This repository contains a Python implementation of an adaptive clustering algorithm based on local density peaks, as described in the research article:
Title: An Adaptive Clustering Algorithm Based on Local Density Peaks for Imbalanced Data Without Parameters Authors: Tong, Wuning; Wang, Yuping; Liu, Delong Journal: IEEE Transactions on Knowledge and Data Engineering Year: 2021
The provided Jupyter Notebook implements an adaptive clustering algorithm designed specifically for imbalanced data without requiring predefined parameters. This algorithm utilizes the concept of local density peaks to identify clusters in data with varying densities.
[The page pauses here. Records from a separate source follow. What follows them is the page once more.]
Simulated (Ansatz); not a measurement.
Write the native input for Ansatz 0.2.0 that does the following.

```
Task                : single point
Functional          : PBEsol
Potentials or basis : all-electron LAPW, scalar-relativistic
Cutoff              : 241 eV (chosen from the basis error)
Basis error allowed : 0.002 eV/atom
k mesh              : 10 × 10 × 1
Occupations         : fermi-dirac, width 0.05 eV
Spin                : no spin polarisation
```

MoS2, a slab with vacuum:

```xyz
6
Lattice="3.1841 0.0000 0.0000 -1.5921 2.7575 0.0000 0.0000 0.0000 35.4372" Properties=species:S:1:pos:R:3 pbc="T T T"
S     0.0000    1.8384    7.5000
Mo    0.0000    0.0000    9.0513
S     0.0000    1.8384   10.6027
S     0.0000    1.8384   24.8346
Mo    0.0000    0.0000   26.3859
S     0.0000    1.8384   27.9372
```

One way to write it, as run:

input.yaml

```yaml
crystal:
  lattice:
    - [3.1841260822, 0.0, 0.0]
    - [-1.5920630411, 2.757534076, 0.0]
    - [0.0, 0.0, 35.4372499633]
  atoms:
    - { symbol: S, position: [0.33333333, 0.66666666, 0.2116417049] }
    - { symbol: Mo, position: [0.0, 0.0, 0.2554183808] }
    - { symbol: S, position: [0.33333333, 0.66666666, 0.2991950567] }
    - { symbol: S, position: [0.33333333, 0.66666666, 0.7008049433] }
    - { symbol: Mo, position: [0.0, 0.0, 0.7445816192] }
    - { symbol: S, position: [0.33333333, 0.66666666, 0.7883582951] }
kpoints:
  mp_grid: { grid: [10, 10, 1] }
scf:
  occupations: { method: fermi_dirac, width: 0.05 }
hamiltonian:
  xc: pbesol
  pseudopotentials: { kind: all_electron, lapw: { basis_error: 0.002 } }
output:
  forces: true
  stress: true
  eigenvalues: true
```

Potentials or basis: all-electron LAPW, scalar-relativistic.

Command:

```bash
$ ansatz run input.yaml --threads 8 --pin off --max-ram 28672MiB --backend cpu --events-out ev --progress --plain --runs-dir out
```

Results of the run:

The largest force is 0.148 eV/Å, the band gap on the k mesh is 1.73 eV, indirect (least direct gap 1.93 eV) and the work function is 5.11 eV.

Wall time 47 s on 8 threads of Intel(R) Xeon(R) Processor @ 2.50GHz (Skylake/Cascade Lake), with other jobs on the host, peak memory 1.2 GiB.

The LDPI algorithm consists of three main steps: initial subcluster construction, subcluster update, and subcluster merging.
-
Density Calculation: Calculate the density for each data point based on the Euclidean distances between data points. Density values are computed within a specified radius, which is determined based on the nearest neighbor distances.
-
Upward Distance Calculation: Calculate the upward distance for each data point. This value is based on the density of the data point compared to its neighbors.
-
Noise Identification: Identify noise points using the calculated density, upward distance, and Recursive nearest neighbor (RNN) values. A semantic graph is used to visualize noise points.
-
Cluster Validity Check: Check the validity of each constructed cluster. If the number of members in a cluster is less than half of the members in the specified radius from the cluster center, the cluster is considered not real.
-
Reassignment: Reassign data points that do not belong to a valid cluster to the closest cluster center.
-
Merge Criteria: Calculate the distance threshold 'r' based on the density values and cluster distances. Clusters with a distance greater than 'r' cannot be merged.
-
Boundary Points: Identify boundary points within each cluster based on average density. Merge clusters based on density comparisons and the presence of boundary points.
-
Iterative Merging: Repeatedly perform merging actions until no further clusters can be merged.